Israel “loaned” the Palestinian Authority hundreds of millions of shekels that were supposed to be deducted, by law, from the taxes and customs collected on behalf of the Palestinian Authority to avoid having this money go to jailed terrorists’ salaries, Palestinian Media Watch reported. The report is based on the analysis of an official report the PA sent to Western countries.
According to the report by PalWatch legal head Attorney Maurice Hirsch, last September, shortly after the August meeting in Ramallah between Defense Minister Benny Gantz and PA Chairman Mahmoud Abbas, Israel transferred NIS 500 million ($170 million) to the PA in addition to the taxes and customs Israel collects and transfers every month.
Coordinator of Government Activities in the Territories argued that the NIS 500 million is a loan based on future collections, so, in a way, the half-billion shekels did not come “from the public coffers of the Israeli taxpayer.” That’s not true, the loan certainly did come from the Israeli taxpayer, even if it will be paid back someday.

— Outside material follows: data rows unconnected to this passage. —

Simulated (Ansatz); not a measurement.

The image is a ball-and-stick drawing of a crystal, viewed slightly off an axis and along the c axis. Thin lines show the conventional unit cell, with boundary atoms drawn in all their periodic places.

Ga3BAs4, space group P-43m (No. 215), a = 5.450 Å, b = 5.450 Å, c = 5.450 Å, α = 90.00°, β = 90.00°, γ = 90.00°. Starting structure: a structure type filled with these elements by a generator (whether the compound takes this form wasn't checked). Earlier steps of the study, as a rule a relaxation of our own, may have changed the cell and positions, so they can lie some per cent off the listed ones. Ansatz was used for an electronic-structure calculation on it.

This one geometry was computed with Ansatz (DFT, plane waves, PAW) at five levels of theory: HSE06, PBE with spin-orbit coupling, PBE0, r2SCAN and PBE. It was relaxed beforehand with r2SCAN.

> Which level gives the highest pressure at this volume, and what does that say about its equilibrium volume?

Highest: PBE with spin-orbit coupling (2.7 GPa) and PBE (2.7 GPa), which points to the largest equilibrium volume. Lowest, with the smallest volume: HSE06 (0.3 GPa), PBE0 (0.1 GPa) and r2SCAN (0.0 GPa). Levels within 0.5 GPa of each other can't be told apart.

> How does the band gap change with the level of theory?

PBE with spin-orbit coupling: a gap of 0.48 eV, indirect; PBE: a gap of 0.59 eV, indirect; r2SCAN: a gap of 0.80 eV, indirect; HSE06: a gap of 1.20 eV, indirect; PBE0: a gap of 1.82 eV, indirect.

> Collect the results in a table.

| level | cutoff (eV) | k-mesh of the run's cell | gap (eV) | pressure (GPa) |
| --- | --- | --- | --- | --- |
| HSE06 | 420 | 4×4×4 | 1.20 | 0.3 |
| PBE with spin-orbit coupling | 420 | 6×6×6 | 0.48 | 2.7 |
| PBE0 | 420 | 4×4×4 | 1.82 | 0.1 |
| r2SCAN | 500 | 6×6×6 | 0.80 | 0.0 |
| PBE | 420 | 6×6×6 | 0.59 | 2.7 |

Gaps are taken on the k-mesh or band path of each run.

But worse, the loan violated the 2018 Freeze Terrorist Funds Act. Also, Gantz was apparently extremely generous with promises of future Arab construction in Area C. And he also reportedly gave his consent to installing G4 communications inside the PA.
Where is Gantz’s concern for Jews in Judea and Samaria who still live under Ottoman law? What does Gantz hope to accomplish by caving in to terrorists? PMW’s report is yet another in a series exposing Bennett’s coalition bestowing gifts to the PA Arabs and this leaves us deeply concerned for Israel.